Kevin Kline did a marvelous job as the Pirate King in Penzance, and The Pirate Movie was just as awful as it was the first time around when I was so young. I am also amazed at the ability of youth to totally miss all the totally glaring innuendo. I mean, how could one miss TPM's Pirate King's cod piece? I mean really? And yet I did. The first time around...


Sarah commented on using The Electric Company in her class when she was a teacher. This made me think of my father, so I must tell the story.

My father was in special education for over twenty years. Maybe closer to thirty. He taught during the early 70's, then went into a form of consulting (which is a story for another time) and then went into administration in the '80's into the '90's.

During his teaching years in the '70's, his class would watch The Electric Company. The kids totally dug the show, and Dad and his aide would sit in the back of the class and giggle at the more advanced jokes.

That's the thing about shows like The Electric Company -- there's something for everyone. I love shows where the adults are entertained as well as the kids with good, intelligent, fun humor. There's not a lot of shows out there like that anymore, AFAIK. And there should be.

But I digress...

Around the time I was born, my father decided to get his doctorate. He stayed home with me and did his coursework and research while my mother worked primarily outside of the home. Everyday he and I would watch The Electric Company together, once I was about two years of age. Of course, I also watched Sesame Street and Mr. Rogers*. By this time, TEC was purely in reruns, having quit production about a year before I was born. Which is, of course, a Very Sad Thing.

Still, TEC provides some great memories, and may be why I am so fond of Spider-man even today.


I really like sharing the media and experiences from my childhood with my own kids. Avi and I have read some of the Narnia books together (which my mother read to me when I was his age), see some of the movies and TV shows I love so much as a kid, have gone to the zoo, hung out in wading pools, played at the park, ridden bikes, and eaten ice cream cones.

It is not my hope to give him a perfectly happy and peaceful and safe childhood. But I'd like him to have a more safe and happy childhood than the one I had. He won't be immune from fear, but I hope he won't have to deal with some of the fears I dealt with.

Though it still is something that concerns me, I am beginning to believe that I won't turn into my mother and her family and do the things to my kids that they did to me. It's a good feeling. It's something I've been worried about for a lot of years.


And no, the kids didn't watch The Pirate Movie. And I'm not sure they need to. I'm surprised I saw it as a child. My father was usually so particular about such things...

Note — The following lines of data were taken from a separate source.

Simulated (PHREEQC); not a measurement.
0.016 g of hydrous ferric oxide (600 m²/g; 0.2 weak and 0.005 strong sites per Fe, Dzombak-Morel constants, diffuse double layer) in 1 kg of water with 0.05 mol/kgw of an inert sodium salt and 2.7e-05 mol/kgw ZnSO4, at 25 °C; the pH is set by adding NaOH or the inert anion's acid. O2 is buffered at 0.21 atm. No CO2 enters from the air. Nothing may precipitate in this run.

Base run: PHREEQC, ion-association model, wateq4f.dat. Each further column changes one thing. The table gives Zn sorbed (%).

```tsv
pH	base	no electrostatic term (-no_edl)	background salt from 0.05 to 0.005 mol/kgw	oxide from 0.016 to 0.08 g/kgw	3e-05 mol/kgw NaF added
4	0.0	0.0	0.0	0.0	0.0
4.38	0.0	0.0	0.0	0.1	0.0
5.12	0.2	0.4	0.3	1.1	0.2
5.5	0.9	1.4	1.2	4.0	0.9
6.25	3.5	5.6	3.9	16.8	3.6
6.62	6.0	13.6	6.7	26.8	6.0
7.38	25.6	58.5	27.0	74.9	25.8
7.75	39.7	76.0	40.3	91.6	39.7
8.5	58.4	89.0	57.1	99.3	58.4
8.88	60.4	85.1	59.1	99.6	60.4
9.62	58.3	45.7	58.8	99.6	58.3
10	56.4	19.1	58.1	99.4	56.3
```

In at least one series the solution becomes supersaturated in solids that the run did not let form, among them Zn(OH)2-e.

The check for "El Remedio" came last Friday with my copy of the contract. Talk about speedy delivery!

*Which is actually kind of odd. I wonder if my memory is somewhat faulty on this. When I was older I certainly (ordinarily) wouldn't have been allowed two hours of TV most days. And my father was a specialist in child development ... would he have been concerned with two hours of TV a day in the late '70's? Memory is an interesting thing. I wonder what my parents remember?